The CDF and DZERO collaborations at the Fermilab Tevatron collider just saw published on Physical Review D (PRD 86, 092003) their final combination of their most recent and precise measurements of the mass of the top quark.
This result, which is probably going to be the definitive one by the Tevatron experiments, reaches a precision in the top mass which is comparable to the precision of the scale you have in your bathroom, despite the fact that measuring your body weight is a quite simpler matter than determining the mass of an elementary particle, let alone one which exists for less than a trillionth of a trillionth of a second.

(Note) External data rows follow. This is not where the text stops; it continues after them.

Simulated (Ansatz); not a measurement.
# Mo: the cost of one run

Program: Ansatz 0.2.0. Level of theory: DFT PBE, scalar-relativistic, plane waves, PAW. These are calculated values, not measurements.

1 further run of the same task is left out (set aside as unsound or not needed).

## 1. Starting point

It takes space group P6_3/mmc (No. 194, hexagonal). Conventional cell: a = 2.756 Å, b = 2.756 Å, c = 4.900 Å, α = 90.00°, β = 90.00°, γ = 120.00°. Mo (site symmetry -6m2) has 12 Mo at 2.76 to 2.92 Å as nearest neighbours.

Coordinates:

I bet you are unfamiliar with trillionths. A trillionth of your life span is little more than a millisecond, so imagine how quickly does a top quark decays! In order to make room for the second "trillionth" we need to compare to something still unfamiliar to us - the age of the universe. Still, a trillionth of a trillionth of the age of the universe is a quarter of a microsecond... We are led to the following statement:
"The top quark lifetime is to a second what a quarter of a microsecond is to the age of the universe."
I don't know about you, but it does not ring a bell. It appears that we are indeed powerless to appreciate how short is the lifetime of a top quark.
At this point you might interject that I should be talking about a mass measurement rather than about the lifetime of the particle, and since these are two quite different things, why am I insisting on the lifetime ? Indeed, no reason, other than explaining that in principle the short lifetime of a particle affects the precision of our measurement, given a finite sample of data in our hands.
To understand that, imagine that the scale in your bathroom is an old-fashioned one, featuring a hand pointing to a graduated arc. As you jump on the scale, the hand reaches the correct weight, but before stopping it oscillates back and forth a little, say for a few seconds. The oscillation may reflect the natural oscillation frequency of the springs which bear your weight, or may be a combination of that with the rest of the mechanics of the apparatus.
Anyway, now imagine you step on the scale and jump off in half a second; while you are on the scale, somebody takes a snapshot of the hand of the scale. Would the picture allow you to read off your precise weight ? No, because the oscillation did not have time to settle during the small time you were on the scale: the picture may show a reading which is significantly off your real weight.
With elementary particles, a similar thing happens: their fast decay prevents them to settle to a state of mass equal to the true "natural" mass they would have if they lived forever, so if one relied on a single measurement one would have to fight not just with the experimental resolution of the measuring device, but also with this intrinsic indetermination, which ultimately is due to Heisenberg's Uncertainty Principle (in its energy-time form).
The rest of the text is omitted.